Whether the Court erred in refusing to allow the defendant to amend his statement by supplying the specifications, cannot be determined upon this record. The offer to do so was not made until the lapse of several days after the argument of the motion; and as there is no statement on appeal in the case, the fact that such offer was made is not properly before this Court. On an appeal from an order granting or refusing a new trial, the Appellate Court is confined in its investigations to the record used on such motion in the Court below. Such record is made the statement on appeal from the order. (Prac. Act, Sec. 197; Quivey v. Gambert, 32 Cal. 306.) But whether this be so or not, it is certain that proceedings occurring after the argument of the motion for a new trial can be brought to the attention of this Court only by means of an authenticated statement setting them out. The minutes of the Court *263made after the submission of the motion do not come to this Court without a statement on appeal. The only minutes authorized to be brought up without it are such as may have- been referred to or read upon the argument of the motion. (See same section.) Nor on an appeal from the judgment do they come up, without a statement. The judgment roll alone comes to the Court upon such appeal. Neither, the amendments offered to be made, the notice which was given of the intended application to make them, nor indeed any of the proceedings after the argument of the motion, are brought up in any authentic manner in this case.

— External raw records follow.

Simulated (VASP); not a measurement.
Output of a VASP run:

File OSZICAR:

The action of the Court below upon the application to amend cannot therefore be inquired into. We have no hesitation in saying, however, that the Courts should be liberal in allowing amendments of this kind, and should themselves suggest them whenever a defect or deficiency is apparent.

It is not claimed that any error is apparent in the judgment roll, and we have been unable to discover any.

The judgment, together with the order denying the new trial, must be affirmed.